Lin also created and posted fraudulent online profiles in the victim’s name and solicited rape fantasies, including “gang bang,” and other sexual activities, which in turn caused men to show up at the victim’s home. He also engaged in a number of other activities targeting the female victim, including relentless anonymous text messaging and hoaxes.

In addition to his former housemate, Lin engaged in cyberstalking activity aimed at six other individuals. Some were associated with the former housemate, and others were entirely unrelated. The additional victims include a female who was also Lin’s housemate in Newton at the time of Lin’s arrest. On multiple occasions, Lin also sent sexually explicit images of prepubescent children on an unsolicited basis to the victim’s mother, the victim’s co-worker and housemate, a friend of the victim who resided in New Jersey, and two of Lin’s former classmates in New York.

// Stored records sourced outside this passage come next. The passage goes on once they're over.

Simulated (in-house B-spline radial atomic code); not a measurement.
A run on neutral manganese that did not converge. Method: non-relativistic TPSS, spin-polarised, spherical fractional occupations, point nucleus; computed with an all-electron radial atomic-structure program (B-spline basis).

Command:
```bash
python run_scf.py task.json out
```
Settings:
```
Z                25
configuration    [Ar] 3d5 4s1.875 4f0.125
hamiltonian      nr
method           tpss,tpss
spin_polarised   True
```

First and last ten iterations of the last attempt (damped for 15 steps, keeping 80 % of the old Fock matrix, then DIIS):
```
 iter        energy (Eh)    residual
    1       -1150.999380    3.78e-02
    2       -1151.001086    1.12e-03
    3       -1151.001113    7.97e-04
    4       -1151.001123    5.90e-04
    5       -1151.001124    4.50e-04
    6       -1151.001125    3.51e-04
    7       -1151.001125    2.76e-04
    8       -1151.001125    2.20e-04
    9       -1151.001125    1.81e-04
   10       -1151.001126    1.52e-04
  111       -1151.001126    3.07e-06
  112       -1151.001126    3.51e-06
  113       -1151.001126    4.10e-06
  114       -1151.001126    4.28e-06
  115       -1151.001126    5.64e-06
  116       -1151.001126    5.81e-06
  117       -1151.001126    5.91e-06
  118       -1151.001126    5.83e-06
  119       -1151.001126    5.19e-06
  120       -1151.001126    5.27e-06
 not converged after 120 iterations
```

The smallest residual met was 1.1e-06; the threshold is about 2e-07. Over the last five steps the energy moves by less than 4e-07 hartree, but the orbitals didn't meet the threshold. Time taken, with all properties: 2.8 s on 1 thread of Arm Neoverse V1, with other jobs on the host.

Furthermore, Lin falsely and repeatedly reported to law enforcement that there were bombs at the victim’s Waltham residence. Lin also created a false social media profile in the name of the victim’s housemate in Waltham and posted that he was going to “shoot up” a school in Waltham, stating that there would be “blood and corpses everywhere.” These threats expanded beyond Waltham and became part of an extensive and prolonged pattern of threats to local schools, private homes, businesses, and other institutions in the broader community. Ultimately, Lin pleaded guilty to having made over 100 bomb threats, including 24 in a single day. 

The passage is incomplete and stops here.